Whether it’s to help pay off your student debt, fund a fulfilling travel excursion after your contract has finished, contribute towards putting a deposit on a house or to simply have some savings behind you. Apply a bit of thriftiness during your time teaching abroad and by the end of your contract, you can leave with a considerable amount of savings in the bank! Here are a few ways in which you can save money during your time in China.
I’ve not heard of any schools in China that don’t offer either A. a free apartment or B. a housing allowance, so right from the beginning of your contract you’ll already be making a saving.
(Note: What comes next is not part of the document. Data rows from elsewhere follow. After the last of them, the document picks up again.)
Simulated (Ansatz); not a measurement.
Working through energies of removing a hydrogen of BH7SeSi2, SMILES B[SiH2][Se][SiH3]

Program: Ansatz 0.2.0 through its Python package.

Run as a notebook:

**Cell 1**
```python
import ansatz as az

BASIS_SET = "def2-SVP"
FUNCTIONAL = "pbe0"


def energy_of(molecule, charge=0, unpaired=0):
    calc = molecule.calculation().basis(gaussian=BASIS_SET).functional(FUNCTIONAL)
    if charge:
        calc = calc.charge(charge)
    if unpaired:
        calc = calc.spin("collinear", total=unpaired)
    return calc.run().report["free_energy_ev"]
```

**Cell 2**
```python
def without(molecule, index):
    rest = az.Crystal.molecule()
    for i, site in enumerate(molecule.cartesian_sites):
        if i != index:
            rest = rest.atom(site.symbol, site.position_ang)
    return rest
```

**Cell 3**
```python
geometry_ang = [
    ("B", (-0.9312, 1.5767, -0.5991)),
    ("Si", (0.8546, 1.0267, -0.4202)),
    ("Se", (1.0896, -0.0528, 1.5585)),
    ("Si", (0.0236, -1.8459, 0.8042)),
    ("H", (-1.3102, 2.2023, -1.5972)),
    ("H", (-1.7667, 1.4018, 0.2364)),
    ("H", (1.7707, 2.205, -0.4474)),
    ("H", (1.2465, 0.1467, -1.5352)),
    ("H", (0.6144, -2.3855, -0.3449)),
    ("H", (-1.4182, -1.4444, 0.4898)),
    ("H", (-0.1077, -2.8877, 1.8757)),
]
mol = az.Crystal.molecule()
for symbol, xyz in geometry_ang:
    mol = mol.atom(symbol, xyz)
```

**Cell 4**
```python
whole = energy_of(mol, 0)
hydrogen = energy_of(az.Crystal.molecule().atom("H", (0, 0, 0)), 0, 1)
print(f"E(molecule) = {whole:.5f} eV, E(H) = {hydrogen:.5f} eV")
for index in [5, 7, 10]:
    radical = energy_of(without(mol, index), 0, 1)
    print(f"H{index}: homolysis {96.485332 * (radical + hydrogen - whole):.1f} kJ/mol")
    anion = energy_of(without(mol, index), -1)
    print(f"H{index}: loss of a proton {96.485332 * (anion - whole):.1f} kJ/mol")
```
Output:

Free apartment – The majority of schools in China will provide you with your own apartment which means that from the get-go you will not have to spend a single yuan on monthly rent. You will likely only be required to cover the cost of your utility bills, which are relatively inexpensive in China.
Housing allowance – If you are given a housing allowance instead of an apartment, this will be on top of your salary, so again no need to spend money keeping a roof over your head. There are many nice apartments in China for as little as 1000 yuan a month. A representative from your school will help you secure your apartment with the letting agency or landlord
Food is incredibly cheap in China, especially if you choose to take in the local cuisine and (for the most-part) give fast-food chains a swerve.
Take advantage of school meals – many schools in China offer their teaching staff free breakfasts and lunches, just think, for the majority of your stay in China, you may only have to ponder about what to spend money on for your dinner.
Shop at the local market – In the West we typically pay more money for locally sourced fruit and vegetables. However, in China it is quite the opposite, you can cut the costs of your weekly food shop by frequenting your local wet market where the food is much fresher and far cheaper than it is at the big supermarkets like Walmart and Aeon.
Eat and drink in local cafes and restaurants – In China, you can get a decent meal from your local deli for no more than 10 yuan. Western chains like Starbucks and Pizza Hut charge exactly the same prices for drinks and meals in China as they do in the West, despite the lower cost of living, so if you want to save some money, its best not to go to these places too often.
China is such a highly populated country, that in most cities, that the same amenities are placed all over the area and are easy to get to. Getting around shouldn’t cost you a lot of money.
Walk – Even in China’s smaller cities, shops, restaurants, malls and parks are normally within a reasonable walking distance. You can keep your fitness up and your transport costs low.
Cycle – Another cost-effective way to get around is by bicycle. You can either buy a bike or rent a bike such as a Mobike or an Ofo. These rent-a-bikes are scattered everywhere around the cities and its a very convenient way to get around without paying a lot of money or worrying about your bike getting stolen or damaged.
Stick to local transport – both the metro system and buses are very low cost and it typically costs around 2 yuan to get from one part of the city to another.